Every lifter knows the feeling
You grind out a squat PR after months of progressive overload. Your training partner — same experience level, same program, two inches taller — walks up and out-squats you by 50 lbs like he's warming up. Or your long-armed friend pulls 500 on deadlift after taking three months off while you've been stuck at 405 since forever.
Proportions create advantages. Everyone who has spent real time under a barbell knows this. Coaches know it. Competitors know it. The entire reason weight classes exist is an acknowledgment that bigger bodies produce more force. But weight classes only account for mass. They say nothing about how that mass is distributed — how long your femurs are, how deep your chest sits, how far your arms hang past your hips.
So here's the question nobody has actually answered with data: which lift is the MOST affected by body proportions? Which one punishes the wrong skeleton the hardest and rewards the right one the most? Which competition lift has the biggest gap between a structurally gifted lifter and a structurally cursed one?
Most people guess the deadlift. They're wrong.

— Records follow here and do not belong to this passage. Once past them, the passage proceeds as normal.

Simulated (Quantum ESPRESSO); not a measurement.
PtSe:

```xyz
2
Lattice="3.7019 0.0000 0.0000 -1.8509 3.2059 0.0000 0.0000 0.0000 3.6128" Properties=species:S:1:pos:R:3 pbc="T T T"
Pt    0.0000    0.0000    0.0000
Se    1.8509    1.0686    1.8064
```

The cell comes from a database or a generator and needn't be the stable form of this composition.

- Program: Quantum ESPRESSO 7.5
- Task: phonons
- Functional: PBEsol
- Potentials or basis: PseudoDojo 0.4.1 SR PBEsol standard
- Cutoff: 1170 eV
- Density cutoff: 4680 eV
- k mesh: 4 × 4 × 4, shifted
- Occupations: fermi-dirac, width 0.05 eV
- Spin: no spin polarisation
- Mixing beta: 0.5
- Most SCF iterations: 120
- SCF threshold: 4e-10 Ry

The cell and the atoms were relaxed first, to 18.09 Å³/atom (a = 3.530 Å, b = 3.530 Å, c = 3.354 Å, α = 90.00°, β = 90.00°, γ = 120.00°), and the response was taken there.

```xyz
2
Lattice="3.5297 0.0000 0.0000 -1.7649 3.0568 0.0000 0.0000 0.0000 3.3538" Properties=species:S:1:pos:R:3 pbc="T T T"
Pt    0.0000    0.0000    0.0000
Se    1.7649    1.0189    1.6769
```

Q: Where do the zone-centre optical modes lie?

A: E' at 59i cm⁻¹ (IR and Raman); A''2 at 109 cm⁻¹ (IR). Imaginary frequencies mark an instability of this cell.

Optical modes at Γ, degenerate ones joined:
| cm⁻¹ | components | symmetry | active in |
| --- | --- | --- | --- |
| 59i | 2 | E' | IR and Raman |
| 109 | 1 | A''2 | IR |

How we measured 'unfairness'
STATURE's biomechanics engine computes a demand factor for every lift — a normalized score that captures how much mechanical work your specific skeleton requires to complete a rep at a given load. It accounts for bar travel distance, joint moment arms, and the torque demands at every point in the range of motion. Two lifters moving the same weight get different demand factors based on their proportions.
To measure unfairness, we ran a sweep. Take the most favorable set of proportions for a lift — short arms, deep chest, compact torso, whatever combination produces the lowest demand factor — and compare it against the least favorable: the skeleton that maximizes demand. The gap between those two extremes is what we're calling the "unfairness index." A lift with a 10% unfairness index means the worst body does 10% more mechanical work than the best body at the same load. A lift with a 30% index means the structural lottery matters three times as much.
We ran this across every major barbell lift. The results are not what the internet thinks they are.
The ranking (from fairest to most unfair)
Starting from the bottom — the most "fair" lift — and working up to the most structurally biased.
Pull-ups sit at the bottom of the unfairness index. The reason is elegant: your body weight is simultaneously the load and the penalty. A heavier lifter has more muscle to pull with but also more mass to move. Height affects the distance you travel, but the bar position is fixed overhead, and longer arms — which increase range of motion — also provide greater leverage through the lat insertion point. These effects partially cancel. The demand variance between the best and worst pull-up body is around 8-12%, driven more by bodyweight-to-lean-mass ratio than limb proportions. Pull-ups are the closest thing to a structurally fair test in the gym.
The deadlift comes next, and this is where most people's intuition breaks. Yes, arm length matters. Yes, long arms reduce bar travel. A lifter with arms 4 cm longer than average at the same height pulls the bar roughly 3.5 cm less distance per rep — about 8% less work on a heavy single. But the deadlift has a built-in equalizer that people forget: the bar starts at a fixed height. Every lifter, regardless of proportions, picks up from 22.5 cm off the floor — the radius of a standard plate. This fixed starting point compresses the range of variation. The deadlift's demand variance between the most and least favorable body types is approximately 15-20%. Meaningful, but moderate.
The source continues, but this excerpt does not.